A global model of particle acceleration at pulsar wind termination shocks

TL;DR

This study uses large-scale simulations to reveal how the global magnetic field structure influences particle acceleration in pulsar wind nebulae, highlighting shear flows and turbulence as key mechanisms for producing high-energy particles.

Contribution

It demonstrates that large-scale anisotropic magnetic fields and downstream flow dynamics are essential for efficient particle acceleration in relativistic shocks, challenging local plane parallel models.

Findings

Efficient nonthermal particle acceleration via shear-flow mechanisms.

Spectrum hardens with increasing magnetization, similar to reconnection studies.

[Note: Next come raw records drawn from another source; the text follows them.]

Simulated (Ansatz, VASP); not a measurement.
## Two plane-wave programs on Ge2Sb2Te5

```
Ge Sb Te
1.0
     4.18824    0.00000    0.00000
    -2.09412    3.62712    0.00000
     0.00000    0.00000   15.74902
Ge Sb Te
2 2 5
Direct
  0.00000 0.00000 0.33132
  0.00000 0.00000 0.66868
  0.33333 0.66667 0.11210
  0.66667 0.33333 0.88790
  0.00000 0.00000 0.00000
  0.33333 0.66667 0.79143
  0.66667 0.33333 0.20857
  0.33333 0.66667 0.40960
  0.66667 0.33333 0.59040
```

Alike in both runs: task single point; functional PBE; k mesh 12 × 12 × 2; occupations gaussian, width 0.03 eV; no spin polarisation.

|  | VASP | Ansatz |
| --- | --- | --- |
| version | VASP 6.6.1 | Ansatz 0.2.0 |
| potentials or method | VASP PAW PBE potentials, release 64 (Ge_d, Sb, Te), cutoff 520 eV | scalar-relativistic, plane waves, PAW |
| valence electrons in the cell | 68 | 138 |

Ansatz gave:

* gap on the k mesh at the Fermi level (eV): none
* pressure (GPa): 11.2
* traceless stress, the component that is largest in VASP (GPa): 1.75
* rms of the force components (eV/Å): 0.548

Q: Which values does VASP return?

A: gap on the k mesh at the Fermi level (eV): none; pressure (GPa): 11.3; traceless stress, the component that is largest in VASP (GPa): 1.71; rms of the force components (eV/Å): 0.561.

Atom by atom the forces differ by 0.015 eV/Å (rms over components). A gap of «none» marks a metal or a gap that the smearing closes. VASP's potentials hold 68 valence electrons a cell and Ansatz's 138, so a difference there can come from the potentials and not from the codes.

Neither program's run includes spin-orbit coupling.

Formation of cavities at the shock front leads to high-energy particle surfing.

Abstract

Pulsar wind nebulae are efficient particle accelerators, and yet the processes at work remain elusive. Self-generated, microturbulence is too weak in relativistic magnetized shocks to accelerate particles over a wide energy range, suggesting that the global dynamics of the nebula may be involved in the acceleration process instead. In this work, we study the role played by the large-scale anisotropy of the transverse magnetic field profile on the shock dynamics. We performed large two-dimensional particle-in-cell simulations for a wide range of upstream plasma magnetizations. A large-scale velocity shear and current sheets form in the equatorial regions and at the poles, where they drive strong plasma turbulence via Kelvin-Helmholtz vortices and kinks. The mixing of current sheets in the downstream flow leads to efficient nonthermal particle acceleration. The power-law spectrum hardens with increasing magnetization, akin to those found in relativistic reconnection and kinetic turbulence studies. The high end of the spectrum is composed of particles surfing on the wake produced by elongated spearhead-shaped cavities forming at the shock front and piercing through the upstream flow. These particles are efficiently accelerated via the shear-flow acceleration mechanism near the Bohm limit. Magnetized relativistic shocks are very efficient particle accelerators. Capturing the global dynamics of the downstream flow is crucial to understanding them, and therefore local plane parallel studies may not be appropriate for pulsar wind nebulae and possibly other astrophysical relativistic magnetized shocks. A natural outcome of such shocks is a variable and Doppler-boosted synchrotron emission at the high end of the spectrum originating from the shock-front cavities, reminiscent of the mysterious Crab Nebula gamma-ray flares.